BUCK:AOC’s “tax the rich” dress got a lot of attention last week, right? We were all watching this play out where she shows up at the Met gala and you got everybody who is on her side of course saying, “Oh, my gosh! She’s so chic, she’s so avant-garde, she’s so spreading zee message!”
CLAY: That’s a heck of an accent there.
BUCK: Fancy, fancy. All this sort of stuff, Clay. And we said, “Hold on a second. You’re at a $30,000-a-ticket event, $250,000 a table; you are someone who drives around in a new Tesla, lives in a fancy apartment building,” I have friends who know where, “in D.C., and you’re talking about taxing the rich as though that’s some big statement?” It turns out that the woman who designed her dress knows something or perhaps doesn’t know enough about taxes.

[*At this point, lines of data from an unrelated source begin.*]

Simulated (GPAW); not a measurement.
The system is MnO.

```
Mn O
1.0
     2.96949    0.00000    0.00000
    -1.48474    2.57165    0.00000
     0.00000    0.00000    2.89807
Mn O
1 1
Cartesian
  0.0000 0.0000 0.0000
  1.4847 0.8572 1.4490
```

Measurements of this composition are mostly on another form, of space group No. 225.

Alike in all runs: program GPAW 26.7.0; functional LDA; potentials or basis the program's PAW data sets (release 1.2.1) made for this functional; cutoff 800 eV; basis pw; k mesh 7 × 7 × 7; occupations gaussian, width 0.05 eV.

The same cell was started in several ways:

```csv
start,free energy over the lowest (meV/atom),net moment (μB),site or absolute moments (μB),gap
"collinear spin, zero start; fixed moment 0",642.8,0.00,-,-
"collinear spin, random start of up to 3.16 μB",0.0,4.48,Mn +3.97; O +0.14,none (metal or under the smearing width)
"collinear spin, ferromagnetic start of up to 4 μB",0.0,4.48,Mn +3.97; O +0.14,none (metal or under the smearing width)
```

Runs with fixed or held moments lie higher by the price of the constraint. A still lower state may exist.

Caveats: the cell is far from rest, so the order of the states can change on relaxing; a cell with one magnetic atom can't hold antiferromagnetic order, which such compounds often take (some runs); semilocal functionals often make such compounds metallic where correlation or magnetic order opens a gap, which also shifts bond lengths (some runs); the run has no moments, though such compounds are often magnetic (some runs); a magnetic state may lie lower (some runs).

Designer Aurora James who came up with the “tax the rich” dress, according to Fox Business here, she has an LLC. I’ll get the short and sweet here. “The company racked up three open tax warrants in New York state for failing to withhold income taxes from employees’ paychecks totaling $14,798…
“The company has been hit with 15 warrants in total since 2015,” and the IRS “placed six federal liens on Cultural Brokerage Agency totaling $103,220.” A hundred thousand dollars in unpaid taxes from the fancy dress-designing LLC. I’m just wondering. Maybe you’re not the person that would be the first you’d think of to be pointing the finger about taxes need to be paid.
CLAY: Over a hundred K in unpaid back taxes for the woman who designed AOC’s “tax the rich” dress. The hypocrisy and the irony and the absurdity of all of this, you keep expecting for it to end. I will say on the one hand, it is totally unexpected for you to be able to do research, probably. Although AOC’s staff should know who she’s a consulting with. But I’m sure she probably doesn’t know that she owes a hundred thousand dollars in back taxes, AOC herself. But imagine being the dress designer. She has to know that she owes back taxes, right?
BUCK: This is kind of like the mask thing when people are hypothetical. When they go party without the masks on, I want them to be able to party without masks on.
CLAY: Yeah, right.
BUCK: And I think the IRS is a monstrosity and harasses people, and the tax code is intentionally opaque to benefit certain interests and all that. But if you’re gonna lecture people about it, you’d think you’d find somebody who wouldn’t necessarily have this specific baggage.
CLAY: Pretty big skeleton in the closet.
BUCK: Yeah, and it’s just class warfare rhetoric, the problem… It’s really just, folks, it comes down to very basic human emotions here. Class warfare stuff works because people either are exploiting envy of those who are upset about others doing well or there are a lot of very well-off people who are very insecure about that accumulation, whether they inherited it or they feel like they exploited people to get there, whatever it may be, and they think by mouthing the preferred slogans of Marxism — while they’re at the Met gala — they buy themselves some social insurance.
CLAY: This is where every time I look at the tax code, I think more and more about how right Steve Forbes was back in the day when he ran on the concept of a flat tax.
BUCK: Absolutely correct.
CLAY: We just all pay off a postcard. Everybody knows what they make; you pay 15% of it. I think it was 15% flat tax. I was talking about this with my wife the other night, as we have gotten older and as our taxes have become more complicated. People have this idea that taxes are easy. You could go to 10 different tax accountants, I would right now, and they would give me 10 different numbers that I owe the IRS at the end of the year. It’s not just me. There’s lots of people like me. It’s a total joke.